Marriage: Not a Poverty Solution for Black Women?

Marriage: Not a Poverty Solution for Black Women?

It's no secret that black women have a harder time in the marriage market: Black men are more likely than white men to be incarcerated or unemployed, and they're also more likely to marry white women than black women are to marry white men. And when gender ratios are skewed in men's favor, they often respond by becoming less likely to commit.

In a piece featured in our update today, sociologist Philip N. Cohen brings this fact into the marriage-as-poverty-solution debate, and adds some stats. He "counted up the number of employed, non-married men per non-married woman (employed or not) in the age range 25-34, separately for Blacks and Whites, and by education, for the 50 biggest metropolitan areas (one not shown because of data shortage, one outlier excluded). With intermarriage rates so low for Black women, and the tendency not to marry men without jobs, this is a reasonable approximation of the marriage market for Black women, though it understates the number of men available to White women."

This is how the data shake out:

As you can see by looking along the rightmost column, white women don't have too much of a problem: Plenty of dots fall into this shaded area, indicating that marriageable men actually outnumber women in some city/college status combinations. This is very rarely true for black women (along the top row), and a large majority of their dots fall below even the 75:100 line. The cluster of dots in the lower-right quarter of the graph shows that ratios tend to fall between 75 and 125 for white women but between 25 and 75 for black women.
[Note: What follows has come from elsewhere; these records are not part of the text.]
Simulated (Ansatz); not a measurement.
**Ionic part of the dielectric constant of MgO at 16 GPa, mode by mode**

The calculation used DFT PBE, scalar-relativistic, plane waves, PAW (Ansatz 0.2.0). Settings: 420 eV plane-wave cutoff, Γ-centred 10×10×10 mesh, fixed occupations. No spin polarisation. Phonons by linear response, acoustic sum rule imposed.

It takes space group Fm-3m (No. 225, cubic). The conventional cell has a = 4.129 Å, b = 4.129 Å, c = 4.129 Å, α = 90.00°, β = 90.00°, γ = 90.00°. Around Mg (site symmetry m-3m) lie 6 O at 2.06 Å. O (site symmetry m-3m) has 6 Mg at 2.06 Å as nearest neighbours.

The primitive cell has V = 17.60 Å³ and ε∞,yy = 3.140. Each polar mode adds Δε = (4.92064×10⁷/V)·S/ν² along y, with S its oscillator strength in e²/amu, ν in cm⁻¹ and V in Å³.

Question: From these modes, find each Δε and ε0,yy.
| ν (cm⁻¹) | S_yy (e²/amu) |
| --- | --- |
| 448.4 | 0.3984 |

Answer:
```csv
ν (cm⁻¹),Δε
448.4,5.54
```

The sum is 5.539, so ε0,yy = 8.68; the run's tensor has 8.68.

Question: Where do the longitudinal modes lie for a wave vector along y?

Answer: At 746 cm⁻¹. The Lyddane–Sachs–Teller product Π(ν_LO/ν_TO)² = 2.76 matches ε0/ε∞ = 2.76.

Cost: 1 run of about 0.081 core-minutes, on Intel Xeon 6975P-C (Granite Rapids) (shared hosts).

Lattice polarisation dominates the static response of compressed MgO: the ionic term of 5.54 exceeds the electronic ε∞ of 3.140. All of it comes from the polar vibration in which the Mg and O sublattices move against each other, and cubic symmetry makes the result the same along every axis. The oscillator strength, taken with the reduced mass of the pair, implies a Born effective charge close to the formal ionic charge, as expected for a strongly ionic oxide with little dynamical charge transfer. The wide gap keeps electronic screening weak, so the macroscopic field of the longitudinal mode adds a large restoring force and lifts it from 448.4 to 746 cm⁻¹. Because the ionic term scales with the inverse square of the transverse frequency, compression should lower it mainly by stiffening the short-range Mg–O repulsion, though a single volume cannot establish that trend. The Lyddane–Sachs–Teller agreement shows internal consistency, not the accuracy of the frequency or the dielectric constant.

I tend to think (as I told Kevin W. Glass on Bloggingheads last month) that "get married before you have children" is good advice. I have to confess, however, that while I've been aware of the trend above for some time, it wasn't until reading Cohen's post that the full implications of this position dawned on me: To make this work without telling many black women not to have children at all, we'd have to change some major sociological trends -- we'd have to get women to marry unemployed men, get white men and black women to marry each other more (you can see some interesting analysis of interracial-dating trends here), or dramatically reduce unemployment and incarceration among black men.